The hypothetical success or failure, in stylistic terms, of Wagner’s attempts either to revive the comedy of Aristophanes or to emulate the opéra bouffe of Offenbach might seem supremely beside the point, if that point is the one usually made about Eine Kapitulation, which is that it exemplifies all the worst features of Wagner’s many-faceted character: tasteless and callous humor, egregious cultural chauvinism, poor judgment, and a complete inability to exercise self-restraint or appropriate self-censorship. Without meaning to defend him against any of those charges, I believe that his essay in Aristophanic satire, however marginal, can provide an interesting window on the composer’s psychology and on the national conflicts of 1870, in which he participated so vigorously, if vicariously. Wagner’s sense of personal victimhood vis-à-vis the French remains the key to his response to the war, and there is no doubt that it was a profoundly exaggerated, even irrational, one. Nonetheless, he knew his “enemy” a great deal better than many flag-waving and saber-rattling German artists or writers of the day. Musical representations of awakening German national feeling normally involved heavy doses of counterpoint, chorale, turgidly serious (and perhaps “descriptively” bellicose) development, and general bombast—whether practiced at the level of Joachim Raff’s Vaterland Symphony (premiered in 1863) or, with more finesse, in Brahms’s neo-Handelian Triumphlied, expressly composed to celebrate the German victory over the French in 1870. Wagner practiced this genre, too (at least for a fee), in the Kaisermarsch composed to honor the proclamation of the Prussian king as Emperor Wilhelm I of Germany early in 1871. (Anton von Werner’s 1894 painting Quarters at a Base Outside Paris in 1871, in which uniformed Prussian officers in muddy boots lounge about a requisitioned salon entertaining themselves and their French hosts with good German lieder, has often been cited as an image of German Kultur imposing its allegedly inward spiritual values in this aggressive vein; see Figure 3.) But among his fellow Germans only Wagner, it is safe to say, would have contemplated a satire of the French on their own cultural ground, by adapting French operetta (however ineptly) to Aristophanic comedy.
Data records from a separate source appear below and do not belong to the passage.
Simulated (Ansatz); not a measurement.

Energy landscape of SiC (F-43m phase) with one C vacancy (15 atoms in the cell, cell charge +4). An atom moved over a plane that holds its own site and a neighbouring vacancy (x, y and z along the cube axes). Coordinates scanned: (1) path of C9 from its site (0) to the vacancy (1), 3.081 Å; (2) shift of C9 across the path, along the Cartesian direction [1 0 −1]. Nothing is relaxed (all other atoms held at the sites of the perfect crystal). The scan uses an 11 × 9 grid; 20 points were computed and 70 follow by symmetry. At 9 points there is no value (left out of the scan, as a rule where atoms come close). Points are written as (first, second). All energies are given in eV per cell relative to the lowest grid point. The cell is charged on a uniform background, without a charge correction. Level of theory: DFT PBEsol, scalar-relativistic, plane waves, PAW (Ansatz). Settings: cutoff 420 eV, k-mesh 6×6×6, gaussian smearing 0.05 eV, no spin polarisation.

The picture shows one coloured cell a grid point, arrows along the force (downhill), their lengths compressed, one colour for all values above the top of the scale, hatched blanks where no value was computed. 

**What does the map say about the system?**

As mentioned, he saw Aristophanes as greeting the decline of the Athenian golden age with a knowing smile, a philosophical resignation grounded in comic awareness. While Wagner took a more personal, more malicious pleasure in what he regarded as the decline of France in 1870, he also believed he was taking a broadly “philosophical” view—mocking not just the French defeat but also the perennial German “surrender” to French culture. At least, this is the gist of Wagner’s defense of his comedy, as we have seen. Just as Prussia and the other German states rallied against French political hegemony, Wagner rallied his followers against French cultural hegemony. The German Empire was born from the downfall of the French Second Empire; the Wagnerian cultural imperium soon to be founded in Bayreuth was likewise nourished in the atmosphere of German triumphalism of 1871. If Eine Kapitulation might at first seem like an inconsequential bad joke, it could also suggest that Wagner had at least some fleeting insight into the emergent power of an urban popular culture, the power of a completely non-Wagnerian music as parody and entertainment, epitomized in the Parisian operettas of Offenbach.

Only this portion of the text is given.